One of the most basic concepts in economics is that price is a function of supply and demand. Yet, oddly, equity investors tend not to think much about shifts in the quantity of the stuff they’re buying and selling. Factors that affect intrinsic value (earnings) are endlessly debated, as are the impact of central bank asset purchases on stock prices. But rare is the market report that begins: “The price of equities rose today because there weren’t as many good ones to buy.”
Joking aside, the shrinking supply of equities — a trend known as “de-equitization” — deserves attention, not least because it might help explain why stock prices keep touching record highs. Remarkably, the number of U.S. public companies has fallen by almost half over the past two decades, even though the U.S. economy and population grew. A decline can also be observed in the U.K. and Germany.
Takeovers, the rise of venture capital and the growing regulatory burden of going public have all contributed to that drop, according to Credit Suisse. In addition, today’s asset-light tech start-ups simply don’t require as much capital to fund expansion. It would be a stretch to argue this shift in itself has pushed up stock prices, especially lately. Most of the drop in listings in the U.S. happened during the dotcom era boom and bust.
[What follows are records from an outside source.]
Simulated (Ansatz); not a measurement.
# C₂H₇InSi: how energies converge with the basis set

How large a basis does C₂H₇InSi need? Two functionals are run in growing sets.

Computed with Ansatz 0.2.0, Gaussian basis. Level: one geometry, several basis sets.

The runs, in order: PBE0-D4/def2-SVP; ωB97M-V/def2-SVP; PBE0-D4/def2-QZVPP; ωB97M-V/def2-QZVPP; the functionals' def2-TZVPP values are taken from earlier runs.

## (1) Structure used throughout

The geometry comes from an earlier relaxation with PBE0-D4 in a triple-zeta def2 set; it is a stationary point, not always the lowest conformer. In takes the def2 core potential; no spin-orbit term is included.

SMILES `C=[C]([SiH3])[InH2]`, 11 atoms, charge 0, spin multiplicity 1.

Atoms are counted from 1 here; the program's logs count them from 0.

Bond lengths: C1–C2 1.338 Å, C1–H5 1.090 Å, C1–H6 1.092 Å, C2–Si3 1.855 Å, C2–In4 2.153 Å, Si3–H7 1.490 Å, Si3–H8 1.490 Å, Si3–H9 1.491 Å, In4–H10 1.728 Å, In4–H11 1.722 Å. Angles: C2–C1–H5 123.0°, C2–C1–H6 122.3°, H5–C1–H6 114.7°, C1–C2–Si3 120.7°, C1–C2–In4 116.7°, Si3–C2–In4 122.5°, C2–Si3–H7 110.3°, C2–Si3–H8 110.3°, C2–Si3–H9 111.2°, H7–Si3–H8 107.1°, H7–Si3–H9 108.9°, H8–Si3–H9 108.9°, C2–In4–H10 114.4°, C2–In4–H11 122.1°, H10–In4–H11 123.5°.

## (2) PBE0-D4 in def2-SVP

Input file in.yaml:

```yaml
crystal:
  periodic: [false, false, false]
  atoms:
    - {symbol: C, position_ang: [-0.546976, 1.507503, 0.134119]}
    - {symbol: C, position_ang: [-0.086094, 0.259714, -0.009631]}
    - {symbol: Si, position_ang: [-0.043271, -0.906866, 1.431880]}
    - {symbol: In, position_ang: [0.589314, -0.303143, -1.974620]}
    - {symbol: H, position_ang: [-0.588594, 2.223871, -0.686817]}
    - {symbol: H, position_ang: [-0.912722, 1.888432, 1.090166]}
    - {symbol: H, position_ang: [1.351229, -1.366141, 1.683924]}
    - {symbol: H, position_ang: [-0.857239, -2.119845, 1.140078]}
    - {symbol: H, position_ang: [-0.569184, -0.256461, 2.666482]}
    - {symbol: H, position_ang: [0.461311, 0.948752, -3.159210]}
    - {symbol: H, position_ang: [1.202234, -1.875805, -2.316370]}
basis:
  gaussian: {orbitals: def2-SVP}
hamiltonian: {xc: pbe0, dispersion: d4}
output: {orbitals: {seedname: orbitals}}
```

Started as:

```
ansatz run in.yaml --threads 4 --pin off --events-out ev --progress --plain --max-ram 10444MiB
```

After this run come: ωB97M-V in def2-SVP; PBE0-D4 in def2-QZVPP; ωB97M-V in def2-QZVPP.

However, the stock market has also become a more profitable place for those that have survived the cull. Thanks to rampant consolidation and laissez-faire anti-trust enforcement industries are becoming increasingly oligopolistic. Less competition makes it easier for public companies to fatten margins, and higher profits certainly do affect valuations.
But that’s not all. Since 2009, U.S. public companies have spent about $3 trillion buying back stock. That constrained the supply of stock, and the price went up in part because buybacks increase earnings per share.
Yet, rising equity valuations haven’t triggered a boom in initial public offerings. Companies that have gone public find it’s much cheaper to issue debt than equity. The upshot is that net equity issuance by non-financial companies has been negative by almost $6 trillion over the past two decades, according to data compiled by the Federal Reserve Board. (That’s equivalent to about a fifth of the current value of the U.S. market).
To be clear, I’m not saying investors are poised to run out of stocks to buy. Rising prices simply mean you get fewer shares for your money. Also, share buybacks aren’t nearly as popular in Europe, where banks have been issuing plenty of new stock to boost capital buffers. Plus, China and other emerging markets are still minting scores of public companies.
Even so, the U.S. accounts for a third of the world’s market capitalization and almost 60 percent of the MSCI World Index. U.S. investors typically have a very pronounced domestic bias in their portfolios. Increasingly, they are turning to passive strategies that allocate more money to index funds, regardless of whether all of the underlying companies are performing better.
“If you get fund flows coming into the U.S., you will see stocks getting bid higher because there are not enough shares,” says Steven DeSanctis, a strategist at Jefferies. Of course, corporate buybacks have begun to slow lately and, if that continues, it could become a headwind for stocks. But until that materializes, a lack of supply looks looks to be the market’s secret sauce.